Name change: Vital is now TSYS Acquiring Solutions
fter nearly a decade as a stepchild of Visa U.S.A. and Total Systems Services (now known as TSYS), Vital Processing Services, the Tempe, Ariz.-based provider of transaction acquiring solutions, is ready to stake a place of its own in the market. The company has changed its name to TSYS Acquiring Solutions.
"It's a unique identifier," said Bev Wells, President and Chief Executive Officer of TSYS Acquiring Solutions. "It tells our customers that we're in this business for the long term."
Wells, a veteran banker who last headed treasury services and then card services at Wachovia Corp., was brought in to run Vital in 2003. During her tenure at Wachovia, Wells orchestrated that bank's sale of its credit card business to Bank One Corp., which is now part of JPMorgan Chase & Co.
"Our new name leverages and builds on a strong and respected TSYS brand, both domestically and internationally, and allows us to accelerate innovation, create more strategic value and further develop opportunities for our client partners; for our employees; for our stakeholders; and now, as part of a publicly traded company, our shareholders," she said.
No longer morphing names
In May 1996, Vital began as a joint venture of Visa and TSYS, which is majority-owned by Synovus Financial Corp., of Columbus, Ga. The idea was to create a company that could compete head-to-head against First Data Corp., the largest U.S. acquiring business.

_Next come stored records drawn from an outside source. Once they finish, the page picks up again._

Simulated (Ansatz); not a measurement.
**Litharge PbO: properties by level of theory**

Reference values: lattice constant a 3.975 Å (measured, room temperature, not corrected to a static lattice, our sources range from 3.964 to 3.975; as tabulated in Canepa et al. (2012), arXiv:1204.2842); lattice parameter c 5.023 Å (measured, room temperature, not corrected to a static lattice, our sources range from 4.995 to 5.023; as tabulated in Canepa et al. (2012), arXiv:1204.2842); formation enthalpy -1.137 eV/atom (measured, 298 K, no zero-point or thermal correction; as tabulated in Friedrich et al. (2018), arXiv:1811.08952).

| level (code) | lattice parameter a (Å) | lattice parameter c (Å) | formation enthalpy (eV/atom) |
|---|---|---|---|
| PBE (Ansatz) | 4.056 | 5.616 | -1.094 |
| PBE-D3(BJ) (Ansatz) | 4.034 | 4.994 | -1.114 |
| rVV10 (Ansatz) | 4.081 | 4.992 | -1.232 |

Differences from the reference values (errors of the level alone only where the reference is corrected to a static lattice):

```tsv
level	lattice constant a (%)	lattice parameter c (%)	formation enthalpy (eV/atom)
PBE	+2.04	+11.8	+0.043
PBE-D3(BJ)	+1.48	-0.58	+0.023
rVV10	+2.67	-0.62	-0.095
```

Visa merged its VisaNet authorization and data capture network with TSYS' clearing and settlement system. (The name Vital came from a morphing of the two original owners' names, Visa and Total.)
In March 2005, TSYS bought out Visa's remaining 50% equity stake share of the company, and Vital became a wholly owned TSYS subsidiary. The TSYS buyout was prompted by a combination of factors, Wells said, including a desire to pursue international clients, especially for card-issuing services. As long as the company was part-owned by Visa, an Association controlled by Visa card issuers, those plans couldn't progress.
New offerings
At the 2006 ETA Annual Meeting & Expo, Wells and her staff spent time showing off the new name and meeting with clients, press and others under the TSYS Acquiring Solutions banner.
The company also used the Expo to showcase several new offerings in support of contactless, dynamic currency conversion, gift card, service-station/convenience-store payments, and merchant statement and reporting capabilities for acquirer research and portfolio management.
Synovus, which owns an 80% interest in TSYS, consistently earns high marks as an employer and a publicly traded company. Fortune magazine has honored Synovus as one of its "Most Admired Companies" and has listed it as one of the "100 Best Companies to Work For."
Its standing as a unit of Synovus bodes well for TSYS Acquiring Solutions clients, Wells said. "Our clients get the same type of treatment as the people in the company."